Texas stays the same on rate of pay for workers

The federal minimum wage hasn’t changed in nearly a decade and Texas has equally followed suit.

Texas is one of the 14 remaining states that pays its workforce, at a minimum, $7.25 an hour.

The cost of living throughout the state is increasing, especially in areas located in and around metropolitan cities. With the expansive growth that the city of Austin has endured in the past decade, the rising cost of living is beginning to seep into parts of Hays County.

Kyle and Buda have experienced a three to five percent increase in the average home rental amount in just the past year.   

But simply raising the minimum wage could cause economic headaches for business owners. Raising wages would likely cause business owners to increase the price of their service to compensate for lost revenues, which could, in turn, prove to be counterproductive.

Julie Snyder, CEO for the Kyle Area Chamber of Commerce, said keeping the minimum wage steady would keep a level playing field for business owners as the government would not be mandating an increase in a business’s product.

“It’s hard to be competitive with a smaller budget, but if companies continue to pay above the minimum wage even if it stays at $7.25, it will keep a higher standard throughout the business community,” Snyder said. “I can be competitive by paying my workers $12 an hour, urging surrounding businesses to do the same.”

With cities like San Francisco fighting for $15 an hour minimum wage, small business owners coming from that environment can come to Texas and still pay well above the minimum wage of $7.25 and make a profit, Snyder said.

“As a Chamber and business representative, if the state looked to increase the minimum wage to $15 an hour, I would anticipate pushback from the business community,” Snyder said. “And with big companies moving to the Central Texas area with good wages and benefit packages, it keeps the environment here competitive.”

Despite the interest of the business community in mind, Snyder said the minimum wage should be a guideline for people to be able to live in their community. Snyder said the current minimum wage of $7.25 is, admittedly, low.

At $7.25 an hour for 40 hours a week, an individual would make around $2,320 before taxes. Financial experts recommend spending no more than 30 percent of one’s monthly income on rent.

According to the 30 percent rule, at $7.25 an hour, an individual in Texas should not pay more than $696 a month on housing which is about half of the average rent in Kyle and Buda.

For Rigo Garza, an engineering student at Texas State, working at H.E.B has provided financial stability through school which has enabled him to support himself while being a full-time student.

Garza has worked at the company for four years and currently receives $13 an hour. Like many other students, Garza is supporting himself completely, paying for his monthly living and school expenses without aid from his parents.

“If I was being paid $7.25 an hour I would have to work at least full-time and even then, I would probably just scrape by,” Garza said. “I wouldn’t have any extra spending money for going out with my friends or to buy new things.”

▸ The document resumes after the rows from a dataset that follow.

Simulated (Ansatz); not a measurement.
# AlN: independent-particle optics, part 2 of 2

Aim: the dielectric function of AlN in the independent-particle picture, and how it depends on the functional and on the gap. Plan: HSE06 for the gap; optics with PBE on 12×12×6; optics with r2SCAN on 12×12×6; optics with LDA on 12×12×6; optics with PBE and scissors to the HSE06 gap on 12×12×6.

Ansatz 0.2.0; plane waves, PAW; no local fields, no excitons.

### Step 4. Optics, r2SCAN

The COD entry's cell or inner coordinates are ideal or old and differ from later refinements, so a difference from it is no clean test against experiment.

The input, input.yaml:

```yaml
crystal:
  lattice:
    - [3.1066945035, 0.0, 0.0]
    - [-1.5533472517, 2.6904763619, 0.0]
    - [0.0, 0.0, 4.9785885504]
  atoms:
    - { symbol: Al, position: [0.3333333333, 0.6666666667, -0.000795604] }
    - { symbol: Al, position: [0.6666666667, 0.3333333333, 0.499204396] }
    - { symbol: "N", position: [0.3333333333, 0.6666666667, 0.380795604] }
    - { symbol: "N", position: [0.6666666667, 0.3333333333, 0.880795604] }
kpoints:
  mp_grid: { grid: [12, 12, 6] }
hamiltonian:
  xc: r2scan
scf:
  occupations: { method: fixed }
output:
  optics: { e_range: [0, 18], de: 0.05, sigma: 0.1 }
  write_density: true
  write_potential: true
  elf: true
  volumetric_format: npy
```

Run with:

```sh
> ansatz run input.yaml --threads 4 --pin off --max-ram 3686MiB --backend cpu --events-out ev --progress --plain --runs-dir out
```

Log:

Living with roommates has also proved to be a great way for Garza to save money by splitting rent and utility costs, a common practice among college students.

When budgeting for the month, Garza said he likes to have at least a month’s rent in his checkings and savings account at any given time, which guarantees he’ll never be behind on monthly living expenses.

“I am very fortunate to work for a company that pays me this well,” Garza said. “That being said, I don’t know if raising the minimum wage would have positive or negative effects on the economy and businesses. I just couldn’t say for sure.”

The Central Texas area has seen a migration of residents from California, including new business owners looking to open their doors in the Lone Star State. According to a recent study by Wallethub, Texas is increasingly becoming a great place for young entrepreneurs, credited to Texas’ low wage costs.

“If I’m a retail business and need to hire a few part-time employees, for the same business in California, I would only afford to hire half the staff I could in Texas, or be forced to raise the price of my product,” Snyder said. “In states with higher minimum wage, the cost of gas, groceries and other everyday needs are more expensive.”